15.10 - Join Strategies and Methods - Teradata Database

Teradata Database SQL Request and Transaction Processing

prodname
Teradata Database
vrm_release
15.10
category
Programming Reference
User Guide
featnum
B035-1142-151K

The Optimizer has several general strategies for joining tables, including those based on factors such as join geography and join order. The Optimizer also has many join methods, or modes, to choose from to ensure that any join operation is fully optimized. Each type of join method available to the Teradata Optimizer is described in the sections that follow. Examples of join methods include product joins, merge joins, and hash joins.

The particular processing described for a given type of join (for example, duplication or redistribution of spooled data) might not apply to all joins of that type.

The following two procedures are key factors for optimizing your SQL queries:

  • Collect statistics regularly on all your regular join columns. Accurate table statistics are an absolute must if the Optimizer is to consistently choose the best join plan for a query.
  • For further information on the Optimizer form of the COLLECT STATISTICS statement, see SQL Data Definition Language.

  • To obtain an accurate description of the processing that will be performed for a particular join, always submit an EXPLAIN request modifier or perform the Visual Explain utility for the query containing the join expression. You can often reformulate a query in such a way that resource usage is more highly optimized.
  • For further information on the EXPLAIN request modifier, see SQL Data Manipulation Language.

    For further information on the Visual Explain utility, see Teradata Visual Explain User Guide.

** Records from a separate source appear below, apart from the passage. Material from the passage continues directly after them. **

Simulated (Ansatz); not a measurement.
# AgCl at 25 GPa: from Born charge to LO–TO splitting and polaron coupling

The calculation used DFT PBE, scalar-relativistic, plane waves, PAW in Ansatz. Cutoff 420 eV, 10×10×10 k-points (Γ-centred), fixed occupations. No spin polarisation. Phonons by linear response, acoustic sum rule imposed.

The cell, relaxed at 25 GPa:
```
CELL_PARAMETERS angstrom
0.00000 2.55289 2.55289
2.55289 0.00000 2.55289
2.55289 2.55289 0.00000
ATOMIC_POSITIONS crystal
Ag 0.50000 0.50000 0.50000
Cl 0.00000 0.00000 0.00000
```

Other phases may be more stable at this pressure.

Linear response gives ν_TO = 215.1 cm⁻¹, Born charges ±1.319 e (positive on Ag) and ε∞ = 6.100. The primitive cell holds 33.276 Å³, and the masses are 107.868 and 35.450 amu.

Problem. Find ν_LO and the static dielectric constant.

    The following table summarizes some of the major characteristics of the most commonly used join algorithms.

     

    Join Method

                                                  Important Properties

    Product

  • Always selected by the Optimizer for WHERE clause inequality conditions.
  • High cost because of the number of comparisons required.
  • Merge
  • Hash
  • When done on matching primary [AMP] indexes, does not require any data to be redistributed.
  • Hash joins are often better performers and are used whenever possible. They can be used for equijoins only.
  • Nested

  • Only join expression that generally does not require all AMPs.
  • Preferred join expression for OLTP applications.
  • When one or both tables in a join contain skewed values, the performance of the join operation is frequently degraded. Skew on certain values refers to the variation in the number of rows that contain those values among the various AMPs. If the variation is high, meaning that some AMPs have a high number of rows with those values and some AMPs have far fewer rows with the values, the values are described as being skewed and the base table is said to be skewed on these values.

    For example, consider the 2 tables product and sales, which are joined on the condition product.product_id = sales.product_id, and column sales.product_id is skewed on the value 1.

    The classic join strategies pursue various geographic methods such as those listed below, where the relative sizes of the individual tables play a major role in selecting the optimal strategy. For example, if the table being duplicated in the second or third plan is large or if both the tables are large, any plan chosen from the list can degrade performance.

  • Redistribute product on product.product_id and redistribute sales on sales.product_id.
  • Duplicate product and access sales locally/directly.
  • Access product locally/directly and duplicate sales.
  • A partial redistribution partial duplication (PRPD) join strategy helps to minimize the impact of skew on join performance by, for example, making the join between sales and product as 2 separate joins.

  • For the first join, PRPD keeps the rows with the skewed value 1 of sales.product_id locally on each AMP and duplicates rows from product.product_id that match the skewed value of sales.product_id to all AMPs and then joins only those rows.
  • For the second join, PRPD joins the non-skewed rows from the sales table and the rest of the rows from the product table using whatever join method the Optimizer determines to be best.
  • Teradata Database combines the results of these 2 joins as the final join result.

    The process of dividing the rows in a single source into several subparts is referred to as a split. Using the PRPD join strategy, Teradata Database splits both the sales and product tables into 2 relations that participate in 2 regular joins later in the process. For the subparts of the 2 tables with skewed values, the Optimizer also selects the best join plan based on the costs of the different join plans, so the geographies are set according to the most optimal join plan.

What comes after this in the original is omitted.